The inter-agency effort started with more than 100 people who returned to the Wilson and Jahtondo IDP camps in Montserrado. Over the past weeks, UNHCR has worked very closely with the camp managers of the eight IDP camps in the Montserrado area on improving services to assure that reception facilities are in place when the IDPs return. We've also worked very closely with ECOMIL to improve the security in and around the Montserrado camps. The ECOMIL security cordon has now been extended as far north of the city as the Ricks IDP camp. Patrols are taking place three times a day between the different camps and checkpoints are set up several locations.

Those being moved are registered at the point of departure and by the camp managers on arrival in UNHCR and ECOMIL trucks. UNHCR and OCHA yesterday took part in a one-hour "talk back" live radio show to inform people about the relocation exercise, clarifying the reasons for it and giving them the opportunity to call in and ask questions. Several people (displaced and non displaced) called and asked for more details about the security and living conditions in the camps.

The transfer will continue over the coming weeks. In addition, more than 60,000 displaced have already returned spontaneously. It is hoped that the security in the camps followed by the return of so many people will encourage others to return spontaneously as well.

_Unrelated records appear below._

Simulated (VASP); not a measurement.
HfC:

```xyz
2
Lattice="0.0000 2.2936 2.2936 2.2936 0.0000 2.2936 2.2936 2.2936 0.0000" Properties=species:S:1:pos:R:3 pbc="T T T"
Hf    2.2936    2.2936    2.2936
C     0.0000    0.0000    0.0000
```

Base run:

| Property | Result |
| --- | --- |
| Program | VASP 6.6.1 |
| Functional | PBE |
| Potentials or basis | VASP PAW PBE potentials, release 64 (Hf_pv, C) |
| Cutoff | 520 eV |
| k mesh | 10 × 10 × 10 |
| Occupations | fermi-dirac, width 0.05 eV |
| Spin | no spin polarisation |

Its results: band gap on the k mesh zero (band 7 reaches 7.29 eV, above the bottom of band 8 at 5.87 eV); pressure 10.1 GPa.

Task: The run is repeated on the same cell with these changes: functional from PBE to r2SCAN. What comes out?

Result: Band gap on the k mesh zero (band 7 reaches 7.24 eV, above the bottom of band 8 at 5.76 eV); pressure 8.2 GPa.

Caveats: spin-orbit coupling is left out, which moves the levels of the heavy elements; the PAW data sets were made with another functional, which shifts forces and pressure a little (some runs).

Meanwhile, an inter-agency humanitarian team (WFP, OCHA, WHO, UNICEF, UNHCR, DRC, MERCY and ITC) was scheduled to depart for the southern town of Harper today aboard a WFP boat. They are expected to arrive in Harper tomorrow (Saturday) afternoon. Following an initial reconnaissance mission by UNHCR's security people, the team will spend a day assessing the situation in the Harper area, where we are concerned about the fate of thousands of Ivorian refugees and Liberian returnees who had been in camps in the region. We're also very much interested in assessing the state of our Harper office and the condition of three camps in Harper, Fish Town and Pleebo. UNHCR had offices in Zwedru, Saclepea and Harper and was taking care of 38,000 Ivorian refugees, 45,000 returnees and 15,000 Third Country nationals who had been trapped inside Liberia, before fighting forced us to pull out. Across the border in Côte d'Ivoire, UNHCR Tabou has received credible reports that Harper itself has been severely looted and there has been much violence, including sexual and gender-based assaults.